Unfortunately a lot of office towers are unsuitable to be converted into housing. Since offices don't require that all/most indoor spaces have natural light the same way as apartments, they have much thicker footprints. This is why an office tower can take up a whole block but apartments tend to be narrower shaped buildings.

[–] [email protected] 5 points 11 months ago (2 children)

Unfortunately a lot of office towers are unsuitable to be converted into housing.

How much is "a lot"? I've seen several retrofit projects that seemed incredibly challenging take off and be successful, so I don't really know if there are really that many buildings downtown that would be terminally unsuitable. Specially given the somewhat uninspired and homogenous trend of glass towers, and the wild income potential of rentals in downtown.

[–] [email protected] 7 points 11 months ago (1 children)

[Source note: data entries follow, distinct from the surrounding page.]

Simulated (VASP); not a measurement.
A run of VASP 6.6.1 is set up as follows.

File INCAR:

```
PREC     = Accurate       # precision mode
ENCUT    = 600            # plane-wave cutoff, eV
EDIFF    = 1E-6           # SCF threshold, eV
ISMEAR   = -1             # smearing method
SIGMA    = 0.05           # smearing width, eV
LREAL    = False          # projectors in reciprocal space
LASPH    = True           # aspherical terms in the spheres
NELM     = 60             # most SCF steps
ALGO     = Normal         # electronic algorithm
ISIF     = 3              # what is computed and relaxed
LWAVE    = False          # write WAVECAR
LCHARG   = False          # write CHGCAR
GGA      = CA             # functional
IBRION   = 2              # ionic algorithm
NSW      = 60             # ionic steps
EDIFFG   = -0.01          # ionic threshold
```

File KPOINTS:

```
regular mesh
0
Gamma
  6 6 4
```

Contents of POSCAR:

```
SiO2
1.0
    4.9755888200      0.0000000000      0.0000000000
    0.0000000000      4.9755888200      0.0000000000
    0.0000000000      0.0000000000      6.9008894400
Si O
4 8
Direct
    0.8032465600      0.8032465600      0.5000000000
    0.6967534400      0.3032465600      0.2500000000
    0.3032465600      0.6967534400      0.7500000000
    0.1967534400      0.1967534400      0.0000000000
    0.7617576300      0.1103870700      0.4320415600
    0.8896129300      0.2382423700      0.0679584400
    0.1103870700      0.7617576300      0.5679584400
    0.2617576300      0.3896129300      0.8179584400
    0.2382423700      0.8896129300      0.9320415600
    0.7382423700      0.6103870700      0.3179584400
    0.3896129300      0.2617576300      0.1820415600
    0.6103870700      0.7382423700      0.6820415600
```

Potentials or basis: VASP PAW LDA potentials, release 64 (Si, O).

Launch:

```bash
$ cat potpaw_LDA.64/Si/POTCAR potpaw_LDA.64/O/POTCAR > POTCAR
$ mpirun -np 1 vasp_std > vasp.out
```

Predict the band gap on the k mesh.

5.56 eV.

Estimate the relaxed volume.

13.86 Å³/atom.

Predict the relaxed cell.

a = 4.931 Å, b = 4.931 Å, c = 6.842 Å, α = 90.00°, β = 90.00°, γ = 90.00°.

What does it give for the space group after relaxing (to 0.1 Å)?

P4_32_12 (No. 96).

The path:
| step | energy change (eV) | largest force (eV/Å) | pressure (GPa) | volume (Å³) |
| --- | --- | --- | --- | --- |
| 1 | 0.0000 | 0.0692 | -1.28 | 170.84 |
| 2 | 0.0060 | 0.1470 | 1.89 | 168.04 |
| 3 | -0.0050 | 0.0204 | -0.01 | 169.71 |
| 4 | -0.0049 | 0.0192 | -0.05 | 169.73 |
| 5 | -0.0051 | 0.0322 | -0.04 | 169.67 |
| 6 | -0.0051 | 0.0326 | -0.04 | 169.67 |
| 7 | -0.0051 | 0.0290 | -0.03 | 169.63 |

Generally it's more of a problem for the big glass and steel skyscrapers. Smaller office buildings (ie built before fluorescent lights became a thing) are easier to convert because they were built with similar requirements to a residential building.

[–] [email protected] 1 points 11 months ago

How about converting glass/steel skyscrapers to malls or department stores (esp. for higher cost goods that are best not to have at street level), while converting many of the smaller office spaces that can qualify into housing? Most of the stores from space-wasting ground-level shopping malls could relocate into these spaces, for the most part. That said, parking areas (or a large part of them) would have to be converted to loading areas I suppose, so stores would have to offer delivery for larger purchases.

[–] [email protected] 2 points 11 months ago

It's also quite difficult running plumbing and other services in a building not designed for it.